Unlike most superheroes, who are content to toil away in obscurity, Emery seems to get stronger with every self-aggrandizing publicity stunt. Sure he's the Prince of Pot, but he's also the King of Over-Sharing. It must have been difficult for you and the filmmakers to decide just which period of his life to animate. But you chose well. Against a black background, you outline our caped cannabis crusader in white with the initials M E on his chest, dropping green seeds over the world in his attempt to "overgrow the government." You show this Ayn Rand-loving libertarian shoveling money into a fire as he buys his way into politics. You depict this sound-bite machine as a modern-day Moses, who inserts himself into religious imagery and bathes in cannabis oil (like Jesus, he claims), referring to his toker acolytes as "the chosen people." Your simple black and white animation is the perfect juxtaposition for a man whose ideology is painted in broad strokes of grey.

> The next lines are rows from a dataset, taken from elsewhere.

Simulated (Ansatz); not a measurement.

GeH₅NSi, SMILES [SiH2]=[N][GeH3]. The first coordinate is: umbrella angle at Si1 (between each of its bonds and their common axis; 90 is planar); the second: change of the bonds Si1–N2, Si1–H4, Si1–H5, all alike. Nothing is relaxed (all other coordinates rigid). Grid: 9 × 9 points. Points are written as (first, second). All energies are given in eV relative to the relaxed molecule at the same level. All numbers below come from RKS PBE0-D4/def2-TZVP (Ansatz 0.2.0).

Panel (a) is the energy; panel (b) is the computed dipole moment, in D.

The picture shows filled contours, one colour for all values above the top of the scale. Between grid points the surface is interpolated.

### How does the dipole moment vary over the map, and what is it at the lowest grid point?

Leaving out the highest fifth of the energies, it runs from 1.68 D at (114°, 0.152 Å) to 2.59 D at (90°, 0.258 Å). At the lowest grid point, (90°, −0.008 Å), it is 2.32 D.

In all superhero movies there are the innocent bystanders who watch helplessly as their city gets hijacked. Citizen Marc shows us that it's not the citizens themselves, but their movement that is being hijacked by Emery's ego (which, one of his detractors observes, "is 40% of his body weight"). The narrator tells us, over your animation of Emery throwing fireballs at a sentient government building, that his capitalist views and anti-government message aligns him more closely with the Republican agenda. This plays rather strikingly against the footage of Gandhi and Martin Luther King—two masters of civil disobedience to whom Emery guilelessly compares himself.
We all know how superheroes get around; Superman is faster than a speeding bullet, Spiderman has his webs, and Batman has a flashy car. Citizen Marc seems content to let The Prince of Pot hoist himself by his own petard.